Digital Design Literacy in K-12 Education
Nøgleord:
literacy, education, K-12, children, design, digital, technology, making in educationSynopsis
This dissertation addresses the introduction, sustainment and articulation of digital design literacy in K-12 education. It is the result of my four years of research in the FabLab@school.dk research and development project. Within this project, I have researched the topic through constructive design research experiments on both students’ and teachers’ experiences and competencies with digital design as new subject matter in K-12. The contributions presented in this dissertation are positioned within the emerging research field of making in education. The contributions concern new possibilities that making in education creates for K–12 students to develop competencies to design and critique digital technologies. The point of departure for my work was to explore how the implementation of maker settings and technologies might provide novel ways to combine constructionism, design and digital technology with the intention of having students develop digital design literacy. Hence, this dissertation is a response to the question of how to educate K–12 students to understand, use, critically reflect on, and design digital technologies through the emerging educational possibilities enabled by maker activities, maker settings, and maker technologies. The dissertation is comprised of five research papers and two reports framed by an overview that sum up the arguments made in the papers and the contributions from these come together as a whole.

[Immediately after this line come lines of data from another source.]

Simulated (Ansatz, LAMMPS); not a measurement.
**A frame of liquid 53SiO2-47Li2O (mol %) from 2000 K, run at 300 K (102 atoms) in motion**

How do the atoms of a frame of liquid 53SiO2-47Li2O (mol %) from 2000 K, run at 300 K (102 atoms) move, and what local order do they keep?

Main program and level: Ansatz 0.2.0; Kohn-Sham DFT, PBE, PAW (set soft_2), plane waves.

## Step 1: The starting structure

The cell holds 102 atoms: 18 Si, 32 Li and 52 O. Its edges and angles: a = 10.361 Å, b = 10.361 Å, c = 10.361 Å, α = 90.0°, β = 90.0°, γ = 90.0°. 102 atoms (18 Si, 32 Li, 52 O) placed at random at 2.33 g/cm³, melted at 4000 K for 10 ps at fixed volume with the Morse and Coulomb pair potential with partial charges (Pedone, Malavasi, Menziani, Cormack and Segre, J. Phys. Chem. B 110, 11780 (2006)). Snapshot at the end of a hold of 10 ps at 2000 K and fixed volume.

The first contribution is a conceptual understanding of digital design literacy. I lay out a genealogy of traditional literacy toward new literacies to legitimize digital design as a new literacy in K–12 education. I contribute an understanding of how design and digital literacies are interrelated, can mutually benefit one another, and be synthesized and articulated holistically as integrated digital design literacy.
The second contribution are quantitative measures of the state-of-the-actual in terms of students’ digital, design, and critical literacy and an assessment tool for quantitatively evaluating students’ stance towards inquiry, which I argue to be an important competence of digital design literacy.
The third contribution is an understanding of three crucial aspects which must be considered when developing teachers’ capability to teach digital design literacy. I point to impediments for such teaching and to existing practicing teachers’ limited possibilities to meet demands presented by teaching digital design literacy. I contribute a framework for educating reflective design educators who can support students in developing digital design literacy.
The accumulation of these three contributions has resulted in what is the main contribution of this dissertation overview: The Digital Design Literacy Framework. The framework contributes a legitmaziation, articulation and operational definitions of digital design as a new literacy and its underlying competencies.